Last month, the Indiana Supreme Court unanimously upheld the Indiana Right to Work Law, rejecting a union’s claim that the state statute violates the Indiana Constitution. The Indiana Supreme Court’s decision comes roughly two months after the Seventh Circuit Court of Appeals (which hears appeals from federal trial courts in Indiana) rejected the same union’s challenges to the Indiana law based on federal preemption and constitutional grounds.

Background on the Indiana Right to Work Law

In February 2012, Indiana joined 23 other states in enacting a right-to-work law. The law prohibits unions from requiring any employee, as a condition of employment, to:

  • Become or remain a member of a labor organization;
  • Pay dues, fees, assessments, or other charges of any kind or amount to a labor organization; or
  • Pay to a charity or third party an amount equivalent to or a pro-rata part of dues, fees, assessments, or other charges required of members of a labor organization.

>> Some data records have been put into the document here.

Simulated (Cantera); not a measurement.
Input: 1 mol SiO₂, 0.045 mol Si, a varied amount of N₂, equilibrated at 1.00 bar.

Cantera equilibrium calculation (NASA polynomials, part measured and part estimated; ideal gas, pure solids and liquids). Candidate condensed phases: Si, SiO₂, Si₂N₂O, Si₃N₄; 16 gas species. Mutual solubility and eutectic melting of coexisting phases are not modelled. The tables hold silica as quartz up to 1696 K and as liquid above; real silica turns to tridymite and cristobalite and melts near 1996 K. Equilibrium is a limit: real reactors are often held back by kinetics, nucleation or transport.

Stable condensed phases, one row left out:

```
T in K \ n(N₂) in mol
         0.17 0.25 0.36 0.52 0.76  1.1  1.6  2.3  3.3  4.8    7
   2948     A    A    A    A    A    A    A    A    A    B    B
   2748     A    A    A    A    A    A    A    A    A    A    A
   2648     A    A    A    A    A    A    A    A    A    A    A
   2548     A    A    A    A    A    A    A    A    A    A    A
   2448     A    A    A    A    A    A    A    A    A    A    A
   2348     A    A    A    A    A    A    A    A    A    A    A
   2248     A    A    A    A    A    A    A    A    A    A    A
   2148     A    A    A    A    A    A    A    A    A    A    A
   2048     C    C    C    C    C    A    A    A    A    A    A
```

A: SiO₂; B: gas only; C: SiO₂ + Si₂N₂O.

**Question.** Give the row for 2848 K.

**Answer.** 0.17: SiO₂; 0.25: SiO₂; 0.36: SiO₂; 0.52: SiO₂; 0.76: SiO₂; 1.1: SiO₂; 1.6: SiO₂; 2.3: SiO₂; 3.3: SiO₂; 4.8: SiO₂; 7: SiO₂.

The law does not apply to certain categories of employees, including employees of the State of Indiana and political subdivisions. The law also does not have any effect on union collective bargaining agreements that were in effect as of March 14, 2012, as they were “grandfathered” under the law.

The Indiana Supreme Court’s Decision

The Indiana Constitution provides that no person’s services can be demanded without “just compensation.” The International Union of Operating Engineers, Local 150, AFL-CIO argued that the right-to-work law is effectively a demand by the State of Indiana that unions represent all workers, whether they pay dues or not and thus violates the constitutional provision. In response, the State argued that it is not demanding anything from any union because unions can choose not to be exclusive. The court agreed with the State’s position, concluding that “[a]ny compulsion to provide services does not constitute a demand made by the State of Indiana.” Rather, quoting the Seventh Circuit’s recent decision, the court recognized that “[b]ecause it is federal law that provides a duty of fair representation, Indiana’s right-to-work statute does not ‘take’ property from the Union.”

Insights for Indiana Employers

The Indiana Supreme Court’s unanimous decision upholding the state right-to-work law is welcome news for Indiana employers. Barring an additional appeal and reversal of the current court rulings, which seems unlikely at this point, Indiana is now one of 24 states with a right-to-work law. Moving forward, Indiana employers will need to be mindful of the right-to-work law in negotiating new or successor union agreements. Employers should consult with their legal counsel regarding bargaining obligations and the specific impact of the right-to-work law on “union security” provisions in any collective bargaining agreements. It remains to be seen how unions will address this issue during negotiations.

Both unionized and non-unionized Indiana employers should also keep in mind that the right-to-work law does not prevent unionization. Indeed, unions continue to organize and represent employees, and have a significant impact on employers, in many of the 23 states which already have right-to-work laws.